Gold and Economic Freedom

Readers maybe surprised when they see who wrote this essay. It’s about promoting gold as the key element of monetary organization, written in 1966. This essay is taken from “The Liberty Dollar Solution,” edited by Bernard von NotHaus.

GOLD AND ECONOMIC FREEDOM

Since the beginning of World War I, gold has been virtually the sole international standard of exchange.

Gold, having both artistic and functional uses and being relatively scarce, has always been considered a luxury good. It is durable, portable, homogeneous, divisible and, therefore, has significant advantages over all other media of exchange.

But if all goods and services were to be paid for in gold, large payments would be difficult to execute, and this would tend to limit the extent of a society’s division of labor and specialization.

Thus, a logical extension of the creation of a medium of exchange is the development of a banking system and credit instruments (bank notes and deposits) that act as a substitute for, but are convertible into, gold.

A free banking system based on gold is able to extend and thus to create bank notes (currency) and deposits, according to the production of the economy. Individual owners of gold are induced, by payments of interest, to deposit their gold in a bank (against which they can draw checks).

Gold Standard Antagonism: Not Arbitrary

But since it is rarely the case that all depositors want to withdraw all their gold at the same time, the banker need keep only a fraction of his total deposits in gold as reserves. This enables the banker to loan out more than the amount of his gold deposits (which means that he holds claims to gold rather than gold as security for his deposits). But the amount of loans which he can afford to make is not arbitrary: He has to gauge it in relation to his reserves and to the status of his investments.

When banks loan money to finance productive and profitable endeavors, the loans are paid off rapidly and bank credit continues to be generally available. But when the business ventures financed by bank credit are less profitable and slow to pay off, bankers soon find that their loans outstanding are excessive relative to their gold reserves, and they begin to curtail new lending, usually by charging higher interest rates. This tends to restrict the financing of new ventures and requires the existing borrowers to improve their profitability before they can obtain credit for further expansion.

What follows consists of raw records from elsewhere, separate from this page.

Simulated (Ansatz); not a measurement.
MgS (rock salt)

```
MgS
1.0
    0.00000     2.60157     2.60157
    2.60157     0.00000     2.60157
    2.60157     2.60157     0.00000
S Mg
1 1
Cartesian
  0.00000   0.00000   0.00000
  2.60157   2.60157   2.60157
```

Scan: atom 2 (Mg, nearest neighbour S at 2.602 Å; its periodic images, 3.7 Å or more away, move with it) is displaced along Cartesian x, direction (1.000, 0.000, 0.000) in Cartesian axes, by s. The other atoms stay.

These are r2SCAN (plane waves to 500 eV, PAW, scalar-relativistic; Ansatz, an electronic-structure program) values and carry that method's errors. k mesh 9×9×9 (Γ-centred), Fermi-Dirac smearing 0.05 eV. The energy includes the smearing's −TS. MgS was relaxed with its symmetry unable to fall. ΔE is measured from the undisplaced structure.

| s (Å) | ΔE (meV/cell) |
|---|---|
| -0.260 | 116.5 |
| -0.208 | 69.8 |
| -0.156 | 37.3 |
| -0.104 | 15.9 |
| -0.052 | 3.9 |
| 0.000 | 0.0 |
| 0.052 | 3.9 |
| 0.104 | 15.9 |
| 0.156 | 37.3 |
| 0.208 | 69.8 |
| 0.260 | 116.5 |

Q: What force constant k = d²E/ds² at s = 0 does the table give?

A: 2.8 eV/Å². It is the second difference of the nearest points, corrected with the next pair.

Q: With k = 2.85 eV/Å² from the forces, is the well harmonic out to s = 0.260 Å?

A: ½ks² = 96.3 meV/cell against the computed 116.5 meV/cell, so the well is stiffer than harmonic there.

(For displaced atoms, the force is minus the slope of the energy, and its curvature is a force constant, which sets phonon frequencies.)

Thus, under the gold standard, a free banking system stands as the protector of an economy’s stability and balanced growth. When gold is accepted as the medium of exchange by most or all nations, an unhampered free international gold standard serves to foster a worldwide division of labor and the broadest international trade. Even though the units of exchange (the dollar, the pound, the franc, etc.) differ from country to country, when all are defined in terms of gold, the economies of the different countries act as one – so long as there are no restraints on trade or on the movement of capital.

Credit, interest rates and prices tend to follow similar patterns in all countries. For example, if banks in one country extend credit too liberally, interest rates in that country will tend to fall, inducing depositors to shift their gold to higher-interest-paying banks in other countries. This will immediately cause a shortage of bank reserves in the “easy money” country, inducing tighter credit standards and a return to competitively higher interest rates again.

Gold Standard Antagonism: More Free than Controlled

A fully free banking system and fully consistent gold standard have not as yet been achieved. But prior to World War I, the banking system in the United States (and in most of the world) was based on gold, and even though governments intervened occasionally, banking was more free than controlled. Periodically, as a result of overly rapid credit expansion, banks became loaned up to the limit of their gold reserves, interest rates rose sharply, new credit was cut off and the economy went into a sharp, but short-lived, recession. (Compared with the depressions of 1920 and 1932, the pre-World War I business declines were mild indeed.)

It was limited gold reserves that stopped the unbalanced expansions of business activity, before they could develop into the post-World War I type of disaster. The readjustment periods were short and the economies quickly re-established a sound basis to resume expansion.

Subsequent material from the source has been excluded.